Accordingly, on the issues of disclosure, I have relied on the submission made by Ms Hassell Hart and I have referred to some of them above already. I place less weight on the submissions made by the Company in seeking to actively oppose the disclosure application. For the avoidance of doubt, the disclosure sought by the Petitioner certainly passes the threshold test and whether to grant it or not depends upon the issues I have set out at the start of this part of the judgment.
As to the specific orders which I have already made, I will take each one in the order set out in the draft order of the Petitioner, grouping some of them together where convenient and add a few additional matters beyond what I have set out above relating to the disclosure orders I have made.

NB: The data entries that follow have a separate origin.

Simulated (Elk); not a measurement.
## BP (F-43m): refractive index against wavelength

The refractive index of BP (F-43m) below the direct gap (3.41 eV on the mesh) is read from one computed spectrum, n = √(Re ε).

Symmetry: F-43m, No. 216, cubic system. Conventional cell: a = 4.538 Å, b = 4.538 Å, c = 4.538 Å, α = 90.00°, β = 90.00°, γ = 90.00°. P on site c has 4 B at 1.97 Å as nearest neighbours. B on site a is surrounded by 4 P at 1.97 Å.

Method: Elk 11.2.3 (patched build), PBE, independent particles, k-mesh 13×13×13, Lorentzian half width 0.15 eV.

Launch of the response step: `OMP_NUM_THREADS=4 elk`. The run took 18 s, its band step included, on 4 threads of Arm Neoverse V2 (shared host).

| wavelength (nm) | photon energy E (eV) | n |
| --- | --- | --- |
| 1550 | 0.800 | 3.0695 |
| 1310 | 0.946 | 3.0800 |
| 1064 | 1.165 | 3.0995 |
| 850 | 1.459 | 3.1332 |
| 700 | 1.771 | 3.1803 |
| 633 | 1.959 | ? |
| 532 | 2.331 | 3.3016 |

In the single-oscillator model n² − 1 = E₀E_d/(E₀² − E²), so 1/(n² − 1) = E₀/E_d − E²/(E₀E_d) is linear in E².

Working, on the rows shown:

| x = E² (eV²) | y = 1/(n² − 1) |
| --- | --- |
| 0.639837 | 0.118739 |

(a)The email account – fc@isiholding.com
I have granted an order which requires Mr Costa to provide details to the relevant expert in order to see whether access to this email account can be obtained and if so to provide either confirmation that the email account was not used as from 2017 or provide disclosure of the emails in that account for the date range, being 1 July 2017 to 7 November 2018, which is when Mr Costa sent the email asking for a different email account to be used. In his witness statement dated 23 June 2023, Mr Silver asserts that Mr Costa has states that the email account was closed in around early 2017 and he is no longer able to access it and that he does not believe that it contained any communications relevant to these proceedings. Ms Hassell Hart says the explanation and the matters set out in Mr Silver’s witness statement are sufficient and no further disclosure should be ordered in relation to this email account. She also submits that the emails in early November 2018 do not demonstrate that the email account was still in use.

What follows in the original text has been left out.